Evans asserts there was insufficient evidence that he intended to commit felony criminal mischief when he entered the church. We agree.
As previously noted, Evans was originally charged with two counts of burglary, the first alleging he intended to commit theft and the second alleging he intended to commit felony criminal mischief. The court found him not guilty on the charge based on the underlying felony of theft and guilty of that based on criminal mischief. Evans correctly points out the State offered no proof as to the specific dollar amount of damage (a fact conceded by the State at trial) and further urges there was no evidence to show his intention to inflict $2500 damage on the church's property. He also points to evidence of his extreme intoxication on the night in question and argues the evidence proved he was incapable of forming a specific intent to commit a felony.
The State, in support of the conviction, argues there was proof Evans had a hostile attitude earlier in the evening as shown by testimony of his drinking companion, Brian Colen, who said he left Evans at about 7:30 P.M. on the night in question because Evans was "getting rowdy," and he was afraid he was going to end up in a fight with him. The State urges this general hostile intent supports an inference that Evans, in drunken hostility, had specific intent to damage and desecrate a church in excess of $2500.
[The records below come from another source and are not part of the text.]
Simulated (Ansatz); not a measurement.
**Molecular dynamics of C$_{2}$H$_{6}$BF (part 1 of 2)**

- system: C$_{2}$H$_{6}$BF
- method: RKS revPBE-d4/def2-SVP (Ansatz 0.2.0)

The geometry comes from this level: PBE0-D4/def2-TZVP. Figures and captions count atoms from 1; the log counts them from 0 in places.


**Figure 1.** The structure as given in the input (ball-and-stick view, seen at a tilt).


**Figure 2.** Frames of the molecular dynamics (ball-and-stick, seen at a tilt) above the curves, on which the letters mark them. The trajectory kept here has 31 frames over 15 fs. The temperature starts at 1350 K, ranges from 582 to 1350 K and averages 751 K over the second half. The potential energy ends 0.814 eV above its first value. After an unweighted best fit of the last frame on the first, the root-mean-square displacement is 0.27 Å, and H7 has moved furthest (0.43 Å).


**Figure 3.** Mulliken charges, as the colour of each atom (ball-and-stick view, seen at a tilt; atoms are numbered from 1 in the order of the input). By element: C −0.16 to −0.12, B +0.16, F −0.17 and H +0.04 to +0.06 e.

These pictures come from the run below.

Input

In reviewing the sufficiency of the evidence, we will neither reweigh the evidence nor judge the credibility of the witnesses, but will consider the evidence most favorable to the State with all reasonable inferences therefrom. McDowell v. State, (1983) Ind., 456 N.E.2d 713; Newton v. State, (1983) Ind. App., 456 N.E.2d 736. We further note that in a burglary prosecution, the necessary intent to commit a felony may be inferred from the circumstances, including the time, force and manner of entry. Turpin v. State, (1982) Ind., 435 N.E.2d 1; Vaughan v. State, (1983) Ind. App., 446 N.E.2d 1; Sluss v. State, (1982) Ind. App., 436 N.E.2d 907.
In order to sustain a burglary conviction against Evans, the State had to prove he had the intent to commit a felony at the time he entered the building. See Luckett v. State, (1972) 259 Ind. 174, 284 N.E.2d 738. Thus, it was not enough to show he broke and entered and committed misdemeanor criminal mischief (which the evidence clearly showed). See Hatfield v. State, (1961) 241 Ind. 225, 171 N.E.2d 259; Hartman v. State, (1978) 176 Ind. App. 375, 376 N.E.2d 100. Instead, because IC 35-43-1-2 makes value an essential element of felony criminal mischief, accord People v. Cisneros, (1977) 193 Colo. 380, 566 P.2d 703, a showing of intent to cause damage of over $2500 was required. This is where we must conclude the State failed to meet its burden of proof beyond a reasonable doubt.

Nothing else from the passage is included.